DFARS Case 2017-D018 – Changes to DFARS Requirements for Independent Research and Development

In 2017 Congress directed through the National Defense Authorization Act (NDAA) that changes be made to the treatment of independent research and development (IR&D) costs and required the Defense Contract Audit Agency to provide as part of its annual report to Congress both independent research and development and bid and proposal (B&P) costs expended by DoD contractors. Congress intended this change to apply to indirect costs incurred on or after October 1, 2017. The Defense Acquisition Regulation (DAR) Council must have read over that part.

Summary of NDAA 2017 Section 824 Requirements

  • 2372:
    • Requires the reporting of cost incurred for independent research and development expenses independently (i.e., separately) from other allowable indirect costs.
    • Independent research and development costs shall be considered fair and reasonable, and allowable, indirect expense on Department of Defense contracts.
    • DoD provide contractors with timely and comprehensive information regarding planned or expected need for future technology and advanced capability.
    • Contractors provide DoD with information regarding progress by the contractor on independent research and development programs.
    • DoD may not include provisions that would infringe on the independence of a contractor to choose which technologies to pursue in its independent research and development program provided the chief executive officer (CEO) of the contractor determines that expenditures will advance the needs of the Department of Defense for future technology and advanced capability.
  • 2372a:
    • Require the reporting of cost incurred for bid and proposal expenses independently (i.e., separately) from other allowable indirect costs.
    • DoD must establish a goal each fiscal year limiting the amount of reimbursable bid and proposal costs paid by the DoD to an amount equal to not more than one percent of the total aggregate industry sales to the DoD. However, DoD cannot limit the payment of allowable bid and proposal costs to achieve its goal.
    • If DoD exceeds the goal, DoD must establish a panel to review laws, regulations, and practices that contribute to the expenses incurred by contractors for bids and proposals and recommend changes to such laws, regulations, and practices that may reduce expenses incurred by contractors for bids and proposals.
    • The Defense Contract Audit Agency’s annual report to Congress will include a summary of the dollars and percentage of indirect costs contractors spent on both independent research and development and bid and proposal costs for the previous fiscal year.

The DAR Council has finally issued a proposed DFARS rule to implement the congressional requirement. The Federal Register notice states:

DoD is proposing to amend the Defense Federal Acquisition Regulation Supplement (DFARS) to implement a section of the National Defense Authorization Act for Fiscal Year 2017 that makes amendments regarding the treatment of independent research and development expenditures and requires the Defense Contract Audit Agency to provide an annual report to Congress on independent research and development and bid and proposal expenditures.

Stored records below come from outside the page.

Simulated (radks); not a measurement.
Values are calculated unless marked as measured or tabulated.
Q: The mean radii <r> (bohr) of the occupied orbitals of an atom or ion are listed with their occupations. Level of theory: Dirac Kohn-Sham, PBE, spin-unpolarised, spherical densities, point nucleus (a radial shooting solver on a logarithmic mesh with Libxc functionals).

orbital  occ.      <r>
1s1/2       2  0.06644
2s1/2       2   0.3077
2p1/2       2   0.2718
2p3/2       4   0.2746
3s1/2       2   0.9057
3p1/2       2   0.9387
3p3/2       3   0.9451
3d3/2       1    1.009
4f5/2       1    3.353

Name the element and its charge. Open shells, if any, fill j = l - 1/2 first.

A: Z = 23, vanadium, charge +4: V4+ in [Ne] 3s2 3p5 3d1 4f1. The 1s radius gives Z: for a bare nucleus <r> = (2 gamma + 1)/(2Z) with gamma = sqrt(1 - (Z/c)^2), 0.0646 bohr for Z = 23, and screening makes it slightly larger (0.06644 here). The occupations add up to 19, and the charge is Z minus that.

The proposed rule changes language as follows:

  • Adds at DFARS 231.205–18(c)(iii)(A)(1) a requirement for CEOs determination that IR&D expenditures will advance the needs of DoD for future technology and advanced capability.
  • Adds at DFARS 231.205–18(c)(iii)(A)(2) that major contractors must include a statement in the submission to the Defense Technical Information Center (DTIC) that the CEO of the contractor has made a determination the IR&D project advances the needs of DoD for future technology and advanced capability for the cost to be allowable.
  • Removes the list of seven activities of potential interest to DoD at DFARS 231.205-18(c)(iii)(B) and the requirement at DFARS 242.771–3(a) for the ACO or CACO to determine if an activity is of potential interest to DoD.
  • Adds at DFARS 231.205–18(c)(iv) that IR&D and B&P costs will be reported independently from each other and from other incurred indirect costs.
  • Leaves unchanged the requirement to consider both IR&D and B&P costs when determining if a contractor meets the definition of a major contractor.
  • Adds at DFARS 242.771–3(c)(1) a requirement for the Under Secretary of Defense for Research and Engineering to provide on the DTIC website DoD’s future needs.
  • Adds a new contract clause at DFARS 252.242–70XX, Independent Research and Development and Bid and Proposal Incurred Costs, which requires all contractors with noncommercial awards exceeding the simplified acquisition threshold to provide an incurred cost submission of IR&D and B&P costs for the prior Government fiscal year to a website for DCAA to access.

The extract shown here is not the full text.